I hear you. I get it.
The first time I heard about white privilege was during a training I attended as part of my work with domestic violence survivors.  We did an exercise where we all stood on a line in the center of the yard and took steps forward for every level of education we had, another step or two forward or back for income, a step back for being queer, a few steps forward for being white, a few back for being a person of color. At the end of the exercise, I was shocked to find myself standing on the privileged side of the line.  Every fiber of my being resisted the idea that my life had benefits other folks didn’t have. My mind started complaining: “What about my eating disorder? I was molested as a child, you know! And bullied. My parents worked hard for their money. We sometimes had cereal for dinner. My life hasn’t been a piece of cake. Plus I’m a woman! I know what oppression is like–I’ve been put down by men my whole life. I’ve struggled! Hell, I’m still struggling.”
I believed that anyone who saw the whole of my failures and rejections could never say I’m privileged.
Sure, I got that racism was real, (especially with those people in the South, I imagined) but wasn’t that all behind us? Didn’t we have a level playing field now?  I mean there’s affirmative action…and people aren’t allowed to discriminate anymore, right? In private moments I even occasionally wondered if affirmative action counted as discrimination against white people.
More Radical Reads: Because We Want to Be the Hero: Why We Get Defensive about Privilege
But I wasn’t racist, I was sure. I believed all people should be treated equally and thought often of the words of Rodney King, the black motorist whose beating at the hands of police led to rioting in LA: “Can’t we all just get along?”
I was a good person. A person who cared about other people, whatever race they were. I wanted to be treated fairly and I wanted other people to be treated fairly. I was disgusted by the KKK, of course slavery was wrong, and anyone who argued that Martin Luther King Jr. was anything less than a national hero must have forgotten their moral compass, if they ever had one.

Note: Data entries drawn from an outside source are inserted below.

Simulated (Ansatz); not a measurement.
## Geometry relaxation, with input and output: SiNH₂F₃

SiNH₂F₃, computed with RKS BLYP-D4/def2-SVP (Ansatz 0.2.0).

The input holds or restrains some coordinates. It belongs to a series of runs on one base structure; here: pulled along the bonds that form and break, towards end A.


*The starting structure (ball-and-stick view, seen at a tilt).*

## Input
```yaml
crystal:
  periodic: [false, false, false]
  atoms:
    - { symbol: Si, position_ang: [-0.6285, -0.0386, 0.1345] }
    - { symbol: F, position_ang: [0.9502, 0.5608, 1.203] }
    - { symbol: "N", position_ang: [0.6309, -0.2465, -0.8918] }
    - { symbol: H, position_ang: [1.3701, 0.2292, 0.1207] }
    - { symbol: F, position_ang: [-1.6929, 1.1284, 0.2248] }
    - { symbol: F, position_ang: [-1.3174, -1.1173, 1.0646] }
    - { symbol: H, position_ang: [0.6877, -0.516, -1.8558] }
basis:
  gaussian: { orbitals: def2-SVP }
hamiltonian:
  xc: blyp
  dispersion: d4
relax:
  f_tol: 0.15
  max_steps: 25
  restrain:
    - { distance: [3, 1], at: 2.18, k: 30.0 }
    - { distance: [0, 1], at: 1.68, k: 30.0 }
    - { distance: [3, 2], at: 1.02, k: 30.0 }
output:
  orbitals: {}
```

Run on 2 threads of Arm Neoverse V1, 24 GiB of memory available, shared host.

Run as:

More Radical Reads: What I Said When My White Friend Asked for My Black Opinion on White Privilege
What I didn’t understand is this:

  1. You can have white privilege AND not know it. It’s not your fault you don’t know it. Our culture is based on white folks like you and me not even thinking of ourselves as having a race. The books we read, the history we’re taught, our whole educational system, they all hide the truth about how white privilege is built into our society. It was a surprise for me too, and I’m a history buff. Blame the stuff they didn’t teach us in high school. Ask why they don’t spend more time analyzing Reconstruction after the Civil War–how the federal government deserted black folks, leaving them to the ministrations of their slavery-minded white overseers.  I never heard a peep in high school of college about the Great Migration–the diaspora of black families escaping terror in the South, heading north and west in a sweeping change that altered urban life for good–and the discrimination and ghettoization that was imposed on them in their new homes. Want to find out more? Read Isabelle Wilkerson’s beautiful book, “The Warmth of Other Suns,” and it will change the way you look at US history forever.  It’s not your fault you haven’t seen your own privilege. But you can do something about it.
  2. You can have white privilege AND be a good person. And care deeply about other people. Acknowledging that you are white and that your whiteness confers visible and invisible benefits in our society does not diminish your worthiness in any way. White privilege isn’t personal. It’s honestly not about you. It’s about how the rest of the country consciously and unconsciously responds to your skin color by letting things slide for you in ways neither you nor they are necessarily aware of. Like how I can go into almost any drugstore in any neighborhood in the U.S. and be confident that I can find makeup appropriate for my skin color. And I rarely worry that I’m going to be followed by store security. It’s subtle, and you have no control over it. Want a visceral taste of what it’s like to live without white privilege? Read Ta-Nehisi Coates’s amazing book, “Between the World and Me.”
  3. You can have white privilege AND feel like an underdog. Your childhood may have been hell, you may have had to fight tooth and nail for everything you’ve achieved, you may be miserable and pissed off and persecuted. And that sucks. Nobody should have to go through the shit you’ve been through, it’s true. You deserve empathy and support and connection–no question.  Recognizing white privilege only means that the color of your skin is unlikely to have had anything to do with your difficulties.  It doesn’t mean your suffering isn’t real. It doesn’t mean you’re not oppressed in many other ways. You can have white privilege and not feel privileged over anyone at all.
  4. Acknowledging your privilege IS a step towards being the kind of white person you want to be in the world. You don’t want to be oblivious, right? You don’t want to unconsciously offend people or be insensitive and inconsiderate, I know.  It’s humbling and tender to acknowledge the ways in which whiteness has benefited us in large and small ways in our lives. It’s good that you feel resistance to this idea. You’re right, it shouldn’t be this way. Instead of resisting the reality of white privilege, resist its invisibility. Own it. Talk about it. Look for it. Take responsibility for it, and learn how to turn it into constructive anti-racist action in the world. Recognizing your white privilege helps you move towards being the change you want to see in the world.